How to incentivise and
retain key talent
For any creative business its brand will be integral to its success. Indeed, one previous author for the Knowledge Bank suggested that your brand defines you. But what about the talent that creates that brand? Is that not equally fundamental to the potential success (or otherwise) of a business? How often do we analyse the human makeup of that business to ensure all of its constituent parts work together, have the hunger to succeed and, perhaps most importantly, the inherent ability to produce high quality results.
Managing people in any entrepreneurial and cutting edge environment takes more than just employment law compliance. It is not even about best practice – i.e. constructing robust policies which, when implemented consistently, regulate the way employees conduct themselves. It’s about creating an environment where employees feel truly valued and, if results follow, so too will the rewards.
So what kind of ingredients do we need to create the recipe for a strong and loyal workforce?
Create the platform – any form of incentive or retention tool has to be built on solid foundations. This means developing contractual terms which are clear and easy to understand and provided to employees in a format which helps drive levels of engagement. All too often, employers feel they have to follow a prescribed formula when actually, provided that the core terms of S.1 Employment Rights Act 1996 are covered, you can be as creative as you like. What is key is demonstrating logic and uniformity with the terms that are imposed.
Build your culture – just as a business grows and evolves commercially so too do the dynamics of its workforce and it is crucial for the infrastructure to change shape accordingly. So, play devil’s advocate with how you do things, consider more flexible arrangements for employees and create living policies which ‘match’ the ethos of the organisation. Doing so will have a direct impact on employee motivation.

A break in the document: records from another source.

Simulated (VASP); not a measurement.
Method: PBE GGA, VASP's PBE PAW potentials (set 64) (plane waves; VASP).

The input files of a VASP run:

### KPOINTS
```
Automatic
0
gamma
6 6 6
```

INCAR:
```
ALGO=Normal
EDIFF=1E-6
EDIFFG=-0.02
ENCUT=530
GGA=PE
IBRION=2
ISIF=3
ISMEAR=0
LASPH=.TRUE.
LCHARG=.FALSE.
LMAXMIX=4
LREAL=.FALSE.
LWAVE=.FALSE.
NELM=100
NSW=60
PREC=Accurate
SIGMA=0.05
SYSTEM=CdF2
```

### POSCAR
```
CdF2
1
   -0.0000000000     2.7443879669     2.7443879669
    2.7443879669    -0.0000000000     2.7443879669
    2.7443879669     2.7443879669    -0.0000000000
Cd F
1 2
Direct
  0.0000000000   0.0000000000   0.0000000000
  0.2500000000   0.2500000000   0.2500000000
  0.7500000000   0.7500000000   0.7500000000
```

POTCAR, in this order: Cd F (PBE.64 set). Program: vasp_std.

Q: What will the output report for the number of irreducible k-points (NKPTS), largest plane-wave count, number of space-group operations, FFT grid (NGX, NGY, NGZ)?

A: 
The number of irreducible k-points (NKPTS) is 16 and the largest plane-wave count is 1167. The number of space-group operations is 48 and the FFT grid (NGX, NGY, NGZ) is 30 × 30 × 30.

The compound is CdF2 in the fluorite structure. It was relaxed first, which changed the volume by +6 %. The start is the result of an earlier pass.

Accountability – it is well known that the hardest aspect of people management is tackling performance issues and improving standards. Why? Put simply, no one wants to have a difficult conversation when they could instead leave it for a rainy day; (even though there is a direct correlation between good active performance management and the quality of work product that results). Having a meaningful appraisal system in place will not only give employees a voice but, also, will help galvanize their appetite for achieving excellence in what they do.
Recognition and reward – increasingly, employers are moving away from traditional commission and bonus arrangements and towards offering shares or, alternatively, the option to share in the profits of the business. Creating parameters for a vibrant and realistic incentive scheme really will help a business to cultivate its top performers and engender loyalty.
There are no hard and fast rules for how these are papered or what aspect of the performance should be rewarded. Provided the documentation speaks clearly to the status of the scheme and employees understand bonuses are not theirs by right but through super performance, the business has free reign to decide how to reward and recognise staff. There can also be direct commercial benefits to such schemes: some carry attractive tax reliefs (Enterprise Management Incentive schemes being one), while others sit outside the employment relationship and arguably have the ability to bind employees to a business more powerfully than any rule or procedure could achieve.
Carrot and stick – not so much a stick as such, but going hand in glove with a creative HR strategy is the need to protect (developed and nurtured) talent from the hands of hovering competitors and, in some cases, other employees. Devising a set of carefully drawn and tailored restrictive covenants can ensure that employees understand their real value within the business. But if communicated effectively, they can also educate employees on the need for their paymasters to prevent the leakage of confidential information, intellectual property or personnel, which all too often have a detrimental effect on both parties to the employment relationship.
These provisions are notoriously difficult to get right, principally because they are interpreted by reference to when they were entered into rather than when the employment relationship terminates. Unfortunately, it is an area that most employers fail to address on an ongoing basis which can be problematic if the business is growing at pace. Another common pitfall is that employers assume one-size-fits-all when it comes to ‘non competes’ and other similar constructs which is rarely borne out in practice. Ultimately, safeguarding the exit of key talent is another hugely important consideration for a business that commonly empowers its employees to make bold and decisive decisions on its behalf.
Of course, there is much more to HR than accrued holiday and disciplinary procedures. UK employment law has developed incredibly fast over the last 20 years, so for any organisation dipping their toe in the world of recruitment, there will be associated risks. However, with care taken and time invested to create a positive and cohesive working environment, it’s not rocket science either that the resulting workforce will possess more strength, artistry and durability than any brand can offer.